Ripon Sanctuary Way – 22 November 2016
Posted by Geoff Wall on 2017-01-01
Ripon Sanctuary Way – 22 November 2016
Something a little different for a late Autumn walk? The Ripon Sanctuary Way is really a boundary walk of Ripon, but rather than following the edge of the City for the whole of it’s route, the walk was laid out around 10 years ago by the local Rotary Club to follow the approximate line of the old boundary of the Sanctuary area of Ripon. This was granted by King Athelstan in the 10th Century. Within the overnight sanctuary area, church law rather than the common law of the land applied and justice as necessary was meeted out on the following day by a church court.
Of the original eight stones only one remains as a stump at Sharow, and the picture is of part of our group around that monument. Back in 2005 the Rotary Club put up interpretation Boards at the sites of the other stones and laid out a linking route between them all. And an interesting route it proved to be for our party of 12 plus leader.
Starting from the West Door of the Cathedral we descended the steps through an historic part of the town before dropping down to the path along the River Skell. We were quickly into the countryside, following the Skell and then the Ripon bank of the Ure before crossing over the river at Bridge Hewick and reaching the first of the marker points. Here we started to learn something both of the sanctuary itself, but as we progressed, lots of other interesting historical information about Ripon more generally over the years.
The first half of the walk is very scenic and mostly in open countryside including a longish stretch along the Ure up towards the Golf Club. Turning away from the river we continued our anti-clockwise route around the City, again mostly in open countryside, before we arrived at Ripon Cemetery as our lunch stop. Some well placed seats provided a suitable resting place in a quiet and peaceful setting. In the cemetery, however, and as evidence of less peaceful times, there is a small area of war graves. Many of these are to fallen airmen, and in particular those who flew with The Royal Canadian Air-force Bomber Squadrons in WW2. To provide something of a mystery, the last row of graves in this area are actually German War Graves, and provide the resting place for a number of Germans who died here in the period from the end of the war to 1947. We wondered whether there had been a prisoner of war camp in the area at that time?

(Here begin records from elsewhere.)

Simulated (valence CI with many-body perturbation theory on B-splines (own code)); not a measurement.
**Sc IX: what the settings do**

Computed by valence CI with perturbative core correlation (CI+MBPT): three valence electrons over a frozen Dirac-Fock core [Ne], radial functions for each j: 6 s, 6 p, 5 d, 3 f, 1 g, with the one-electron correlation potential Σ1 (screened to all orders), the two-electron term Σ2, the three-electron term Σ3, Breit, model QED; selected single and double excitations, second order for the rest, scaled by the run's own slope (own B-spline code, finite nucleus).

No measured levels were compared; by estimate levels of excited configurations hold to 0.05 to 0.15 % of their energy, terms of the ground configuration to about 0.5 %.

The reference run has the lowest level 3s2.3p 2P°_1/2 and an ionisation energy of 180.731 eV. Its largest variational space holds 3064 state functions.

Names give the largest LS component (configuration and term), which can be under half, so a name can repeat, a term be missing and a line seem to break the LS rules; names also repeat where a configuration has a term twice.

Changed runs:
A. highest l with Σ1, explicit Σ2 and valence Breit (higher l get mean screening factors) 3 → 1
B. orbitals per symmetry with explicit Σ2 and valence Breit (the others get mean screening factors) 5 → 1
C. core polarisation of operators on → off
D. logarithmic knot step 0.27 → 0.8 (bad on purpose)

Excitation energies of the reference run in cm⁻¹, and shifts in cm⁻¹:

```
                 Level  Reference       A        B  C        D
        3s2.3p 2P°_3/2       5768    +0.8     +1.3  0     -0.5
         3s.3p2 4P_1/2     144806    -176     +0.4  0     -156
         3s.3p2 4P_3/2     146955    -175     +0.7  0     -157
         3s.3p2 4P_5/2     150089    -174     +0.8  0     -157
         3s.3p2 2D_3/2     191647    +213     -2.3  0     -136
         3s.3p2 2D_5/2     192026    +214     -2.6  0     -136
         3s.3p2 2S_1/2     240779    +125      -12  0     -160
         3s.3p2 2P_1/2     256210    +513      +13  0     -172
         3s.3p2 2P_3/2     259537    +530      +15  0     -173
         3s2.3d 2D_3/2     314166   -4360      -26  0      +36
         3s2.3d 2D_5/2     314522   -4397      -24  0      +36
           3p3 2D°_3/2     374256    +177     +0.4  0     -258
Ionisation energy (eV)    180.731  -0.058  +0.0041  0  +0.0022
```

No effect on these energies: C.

The route now took us through quiet residential streets for a time before dropping down through Bishopton, and crossing the River Laver as we went over the Pateley Bridge Road, and then headed into countryside again through the edge of the Studley Roger Estate to Hellwath Bridge.
We were now nearer the edge of town, but remained on pleasant paths, including one through the Nature Reserve at Quarry Moor. A short walk via the last marker point took us back into town and our starting point.
I had promised we would be back for 3pm to finish our 10.5 miles – and indeed we were almost to the minute! There had been some debate about this at our last marker. As we had gone round the Rotary Markers we had seen they all said they were a league from the Cathedral. At our last marker someone asked the not unreasonable question – how far is a league? Various suggestions were made – all wrong as it happens, before Google came to the rescue with the news that a league is actually over 3 miles – indeed possibly 3.5 miles, and was defined in olden times as the distance someone could walk in an hour! This seemed a pity in view of my promise, as it was 20 minutes to the deadline. Assuring people that I was still confident we set off at a briskish pace and made our return on time. Our conclusion was that the person setting out the markers had probably used the term because it sounded suitably medieval rather than for any accuracy of measure!!